Shares of automotive retailer, AP Eagers Ltd (ASX: APE), soared as much as 14% today after the group announced a positive short-term outlook this morning.
In an announcement to the ASX, AP Eagers said following a strong first quarter it expects to achieve a record underlying net profit before tax of between $54 million and $58 million, when it reports its half-year results later in the year. The mid-range of its guidance would imply a 22% jump over its 2014 first half result of $46 million.
AP Eagers underlying profit before tax excludes acquisition costs and asset fair value adjustments.
As noted in February – when the group reported a 19.9% jump in full year profit – a severe hail storm in November 2014 generated significant activity for new and used cars, and parts sales in south east Queensland during the first quarter of 2015.
"As experienced in other significant weather events, this activity is likely to have pulled forward some future demand," the company said in its ASX announcement.

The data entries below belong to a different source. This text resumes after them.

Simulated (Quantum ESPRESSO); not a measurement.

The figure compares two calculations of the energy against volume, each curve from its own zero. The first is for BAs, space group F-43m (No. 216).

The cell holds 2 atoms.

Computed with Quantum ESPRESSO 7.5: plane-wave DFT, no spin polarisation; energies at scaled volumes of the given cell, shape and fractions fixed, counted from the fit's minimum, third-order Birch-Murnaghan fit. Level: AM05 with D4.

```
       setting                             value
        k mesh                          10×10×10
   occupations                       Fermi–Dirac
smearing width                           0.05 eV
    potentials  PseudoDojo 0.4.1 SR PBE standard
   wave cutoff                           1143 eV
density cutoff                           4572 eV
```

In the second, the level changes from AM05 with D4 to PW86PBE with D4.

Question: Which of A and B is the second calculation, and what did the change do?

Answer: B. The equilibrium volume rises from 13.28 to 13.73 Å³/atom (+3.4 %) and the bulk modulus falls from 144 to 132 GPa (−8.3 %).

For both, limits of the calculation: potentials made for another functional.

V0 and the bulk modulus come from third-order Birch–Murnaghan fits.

In addition, strong performance from the group's New South Wales business coupled with better economic conditions continues to buoy future growth.
Is AP Eagers a bargain?
Up 74% during the past year – compared to a 9.7% return from the S&P/ASX200 (ASX: XJO) (Index: ^AXJO) – AP Eagers shares have run hard on the back of acquisitions and consumers' willingness to make big ticket purchases during the current low interest rate environment. However, Automotive Holdings Group Ltd (ASX: APE) shares haven't performed nearly as well. AP Eagers owns 19.9% of Automotive Holdings Group.
Whilst the near-term outlook for both companies appears bright, Automotive Holdings Group appears a better buy in my opinion. Not only is it cheaper (on a relative basis), but it currently offers a dividend yield of 5%, fully franked.